Published online by Cambridge University Press: 28 February 2018
Speaking at a huge gathering in Delhi during the 1940s, Ata Ullah Shah Bukhari, the fiery leader of Majlis-i-Ahrar, a religio-political organization known for its radical anti-colonialism and as an ally of the Indian National Congress, narrated an anecdote. A mother gave 4 annas (a quarter of a rupee) to her son, Muhammad Ali, to fetch kerosene from the shop around the corner. The lad went to the shop and asked for 4 annas worth of kerosene. The shopkeeper filled the oval shaped clay pot to the brim. ‘Won't you give me a chunga with this?’ asked the boy. The shopkeeper replied, ‘The pot is full; where should I put the chunga?’ The boy upended the pot and pointed towards its opening. The shopkeeper obliged and put the chunga there. The boy went home and handed over the pot to his mother. Surprised that there was hardly any oil in the pot, the mother asked, ‘Beta [my son] Muhammad Ali, only this much oil for 4 annas?’ Muhammad Ali boasted: ‘No mother, look there is a chunga with it as well.’ A wry smile appeared on Bukhari's face as he concluded in front of the massive audience, held spellbound by his oratory: ‘This Pakistan triumphantly presented by Muhammad Ali Jinnah as a solution for Muslims who are a quarter of India's population is also like this chunga.’

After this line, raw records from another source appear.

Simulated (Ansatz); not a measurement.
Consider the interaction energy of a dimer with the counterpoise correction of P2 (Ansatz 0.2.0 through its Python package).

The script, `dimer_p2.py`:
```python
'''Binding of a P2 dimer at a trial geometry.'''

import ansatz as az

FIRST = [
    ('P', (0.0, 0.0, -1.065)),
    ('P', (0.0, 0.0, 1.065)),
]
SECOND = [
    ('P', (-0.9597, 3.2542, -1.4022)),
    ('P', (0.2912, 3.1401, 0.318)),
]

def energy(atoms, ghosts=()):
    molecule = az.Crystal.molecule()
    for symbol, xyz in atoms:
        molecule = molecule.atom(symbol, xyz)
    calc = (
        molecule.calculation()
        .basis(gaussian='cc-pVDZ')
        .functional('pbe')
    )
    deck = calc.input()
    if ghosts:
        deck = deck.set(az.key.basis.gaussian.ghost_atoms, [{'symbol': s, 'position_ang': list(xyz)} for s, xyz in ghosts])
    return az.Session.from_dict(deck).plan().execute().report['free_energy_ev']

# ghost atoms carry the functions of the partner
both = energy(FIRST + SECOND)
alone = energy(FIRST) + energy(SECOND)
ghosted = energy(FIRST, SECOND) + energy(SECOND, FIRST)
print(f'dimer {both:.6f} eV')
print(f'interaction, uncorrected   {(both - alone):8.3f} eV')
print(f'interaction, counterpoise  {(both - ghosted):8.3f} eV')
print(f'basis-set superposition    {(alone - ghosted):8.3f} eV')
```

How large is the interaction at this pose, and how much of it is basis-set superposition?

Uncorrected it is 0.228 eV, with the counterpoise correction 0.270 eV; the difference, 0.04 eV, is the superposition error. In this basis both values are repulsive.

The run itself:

This was Bukhari's rhetorical contribution to the debate on Pakistan. More seriously, he talked about the impracticality of the two wings of the proposed Muslim state being separated by thousands of miles of an ‘enemy territory’ of Hindus. Such a solution, he said, would divide the strength of South Asia's Muslim population, deprive them of their claims to the heartland of Indo- Islamic civilization in North India, and for the first time since the age of Ashoka give ownership of a vast empire to Hindus. Bukhari was not the only leader, nor Ahrar the only religious or political organization, to raise such concerns. The Azad Muslim Conference held in April 1940, just a month after the passage of the famous March resolution demanding separate Muslim states, was a massive gathering of Muslim organizations opposed to the Muslim League's demand for a Pakistan based on its two-nation theory.